In this ongoing series, we’ll chat with prominent and up-and-coming underwater photographers. Today we highlight Jennifer O’Neil.
Tell us a little about yourself.
My dad gave me the greatest gift of my life when he took me for my first dive at age seven. I was instantly hooked and am still addicted to the ocean nearly 40 years later. Experiences like watching 12 adult male humpback whales race past me on a heat run in Tonga, or being lost in a giant bait ball in Bonaire, or watching nudibranchs mate in the Solomon Islands keep me interested in underwater photography. Those moments are so awe-inspiring to me that I want to share them. My photography and my more recent interest in videography allow me to showcase the amazing life in our oceans. Hopefully I encourage a desire to protect our seas as well.

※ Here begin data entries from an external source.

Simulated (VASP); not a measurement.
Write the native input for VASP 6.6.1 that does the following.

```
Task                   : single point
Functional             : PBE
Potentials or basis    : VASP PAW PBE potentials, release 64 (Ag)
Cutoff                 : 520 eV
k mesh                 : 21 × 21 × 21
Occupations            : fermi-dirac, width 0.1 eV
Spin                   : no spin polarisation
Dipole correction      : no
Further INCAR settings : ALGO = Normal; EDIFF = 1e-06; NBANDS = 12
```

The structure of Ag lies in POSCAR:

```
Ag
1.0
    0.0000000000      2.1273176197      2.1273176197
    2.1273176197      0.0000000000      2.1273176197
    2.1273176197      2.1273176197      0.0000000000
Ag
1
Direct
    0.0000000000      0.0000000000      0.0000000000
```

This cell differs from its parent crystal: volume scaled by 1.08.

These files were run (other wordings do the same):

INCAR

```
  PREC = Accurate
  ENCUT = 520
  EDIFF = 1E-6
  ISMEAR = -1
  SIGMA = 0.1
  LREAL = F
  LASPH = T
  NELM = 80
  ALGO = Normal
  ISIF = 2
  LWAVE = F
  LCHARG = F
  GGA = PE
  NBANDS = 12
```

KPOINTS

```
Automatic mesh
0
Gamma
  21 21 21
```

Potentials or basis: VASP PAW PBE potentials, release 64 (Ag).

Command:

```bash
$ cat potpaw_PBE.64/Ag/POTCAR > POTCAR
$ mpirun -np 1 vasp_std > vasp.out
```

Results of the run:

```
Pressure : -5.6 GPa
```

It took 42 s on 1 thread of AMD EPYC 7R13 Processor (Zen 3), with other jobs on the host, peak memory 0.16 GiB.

How long have you been an underwater photographer?
I started shooting with film and rented a Nikonos V in the early nineties on a trip to Bonaire. Crushed when my first roll of 36 didn’t look like the pages of a National Geographic, I kept shooting and purchased a Nikonos RS camera. I was probably one of the last people to swap to a digital setup. But once I did, it made it very easy for me to edit my work and begin learning post-production.
How did you become interested in underwater photography?
I fell in love with photography while studying architecture in college. I did a semester in Europe and wanted to document all the amazing spaces I was seeing on film. A diver since childhood, it felt natural to start taking a camera in the water with me.
What is your favorite style of underwater photography?
The incredible vastness of the ocean, it’s creatures and its reef-scapes are the reason I enjoy diving and what I hope to share with people through my photography. You will almost always see me with a wide-angle dome on my housing.
Any favorite subjects? Any favorite destinations?
Bait balls give me the biggest thrill to shoot. The whole circle of life unfolding in front of you and the fast-paced action of so many fish racing to avoid predators is always a rush. I’m very lucky to live part-time in Bonaire where schools of scad often come together in the summer months to form giant bait balls. This gives me lots of opportunities to jump in the water when they appear. Traveling and experiencing new cultures has always been a passion for me, but Bonaire will always be a bit of home and is therefore my favorite spot to dive.
What is your underwater setup?
I’ve been a Canon shooter for quite a while now. I shoot a Canon 1DX Mark II in a Seacam housing or a Nauticam housing with Sea and Sea YS 250 strobes. It has amazing video as well as still capabilities, making it easy to swap between the two mediums.
Do you have any tips for new underwater photographers?
The best tip I can give anyone for stills or video is to dial in your buoyancy and calm your breathing. The better diver you are, the better your photos will be. I will also share the best piece of advice I got when I started out: when you think you’ve gotten close enough to your subject, get even closer.